Photo by Markus Spiske on Unsplash
Updates, Order, & the Binlog
A theoretical exercise to realize the purpose of the binlog
Imagine you had two separate databases, a read-write master and a read-only slave, and you wanted to keep a table between them synchronized. Writes would occur on the master table and should eventually appear on the slave table. To synchronize the databases, you could just write a cron job which diffs the two tables and updates the slave so it properly reflects the master. Simple enough.
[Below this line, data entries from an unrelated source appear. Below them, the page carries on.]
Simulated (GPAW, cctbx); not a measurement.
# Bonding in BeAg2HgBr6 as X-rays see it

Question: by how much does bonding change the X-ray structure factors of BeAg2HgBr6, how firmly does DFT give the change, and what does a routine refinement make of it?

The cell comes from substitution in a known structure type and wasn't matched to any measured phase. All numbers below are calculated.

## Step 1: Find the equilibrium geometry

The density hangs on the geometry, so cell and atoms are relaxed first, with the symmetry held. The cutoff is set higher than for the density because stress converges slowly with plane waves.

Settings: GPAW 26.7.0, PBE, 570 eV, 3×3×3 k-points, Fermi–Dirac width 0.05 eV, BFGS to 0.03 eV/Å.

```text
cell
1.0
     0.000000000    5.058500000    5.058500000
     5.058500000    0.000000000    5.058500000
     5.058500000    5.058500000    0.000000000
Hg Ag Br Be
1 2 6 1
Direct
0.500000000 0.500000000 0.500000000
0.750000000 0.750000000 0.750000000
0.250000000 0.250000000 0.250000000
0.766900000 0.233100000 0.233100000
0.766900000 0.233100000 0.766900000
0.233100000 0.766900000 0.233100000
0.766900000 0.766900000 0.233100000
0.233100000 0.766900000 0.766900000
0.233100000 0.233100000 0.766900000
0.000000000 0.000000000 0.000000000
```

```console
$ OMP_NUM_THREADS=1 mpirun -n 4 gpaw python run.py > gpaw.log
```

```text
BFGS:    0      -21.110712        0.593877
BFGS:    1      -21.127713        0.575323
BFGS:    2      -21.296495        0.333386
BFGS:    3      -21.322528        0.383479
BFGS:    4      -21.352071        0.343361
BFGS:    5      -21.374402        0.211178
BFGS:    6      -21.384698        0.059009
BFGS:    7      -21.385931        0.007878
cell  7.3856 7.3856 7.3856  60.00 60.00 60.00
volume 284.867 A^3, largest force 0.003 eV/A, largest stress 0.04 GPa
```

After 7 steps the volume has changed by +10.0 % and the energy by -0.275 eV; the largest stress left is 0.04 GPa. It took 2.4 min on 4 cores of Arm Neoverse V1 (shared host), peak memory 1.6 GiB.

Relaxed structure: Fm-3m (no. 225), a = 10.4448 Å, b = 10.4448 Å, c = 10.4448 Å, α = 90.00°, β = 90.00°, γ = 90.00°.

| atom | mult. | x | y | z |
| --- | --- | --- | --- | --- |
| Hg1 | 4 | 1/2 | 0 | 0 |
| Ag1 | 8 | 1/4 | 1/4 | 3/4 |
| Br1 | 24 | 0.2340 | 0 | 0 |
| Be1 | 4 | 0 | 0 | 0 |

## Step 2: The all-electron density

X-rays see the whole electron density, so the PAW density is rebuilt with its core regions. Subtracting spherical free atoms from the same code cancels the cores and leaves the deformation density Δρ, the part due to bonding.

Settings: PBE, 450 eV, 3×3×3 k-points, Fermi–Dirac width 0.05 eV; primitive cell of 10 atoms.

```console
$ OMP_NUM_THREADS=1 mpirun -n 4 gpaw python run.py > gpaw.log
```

Let's start with a table populated in master but not in slave (the id is your primary key):
master_tbl
----------
id, letter
1 A
2 B
3 C
slave_tbl
----------
id, letter
So the script runs some INSERT .... ON DUPLICATE KEY UPDATE
type statement to update or insert the missing rows. You will end up with this:
master_tbl
----------
id, letter
1 A
2 B
3 C
slave_tbl
----------
id, letter
1 A
2 B
3 C
Now you run UPDATE master_tbl SET letter = 'A' WHERE id = 3 LIMIT
to get:
master_tbl
----------
id, letter
1 A
2 B
3 A
slave_tbl
----------
id, letter
1 A
2 B
3 C
Then when the sync runs:
master_tbl
----------
id, letter
1 A
2 B
3 A
slave_tbl
----------
id, letter
1 A
2 B
3 A
No problem.
Now lets go back to before the update statement where our tables looked like:
master_tbl
----------
id, letter
1 A
2 B
3 C
slave_tbl
----------
id, letter
1 A
2 B
3 C
Now let's introduce a very normal complication - a uniqueness constraint forcing letter to be unique. With our new constraint, UPDATE master_tbl SET letter = 'A' WHERE id = 3 LIMIT
would now fail. But we can perform a series of updates to achieve the same result.
UPDATE master_tbl SET letter = 'D' WHERE id = 3 LIMIT
UPDATE master_tbl SET letter = 'C' WHERE id = 1 LIMIT
UPDATE master_tbl SET letter = 'A' WHERE id = 3 LIMIT
Now we end up with a master_tbl which looks like:
master_tbl
----------
id, letter
1 A̷ C
2 B
3 C̷ D̷ A
Now when the syncer goes to update the slave. It tries to update row 1 to C - this would throw an error since C already exists in row 3.
To allow row 1 to update to C, you have to update row 3. So let's do the update on row 3 first, then row 1. However, row 3 cannot be updated to A since that will also throw a uniqueness error
And now you realize the crux of the issue. Without a uniqueness constraints our syncer could mindlessly update/insert slave rows such that they matched the master. But, now with the uniqueness constraint, such operations cannot occurs.
To circumvent this issue, perhaps you could use a transaction, and do all the updates at the same time to prevent any duplicate values, but languages like MySQL do not defer foreign key constraints (see here).
If somehow the syncer knew row 3 was first changed to D then row 1 to C, and then row 3 to A then the updates could happen. That is exactly what a binlog is - it records every transaction and then the slave just runs through the transaction in the same order that occurred on the master!
Running through this theoretical exercise made me realize why the binlog actually exits and how diffing two tables is not enough. Hopefully, you realized the same!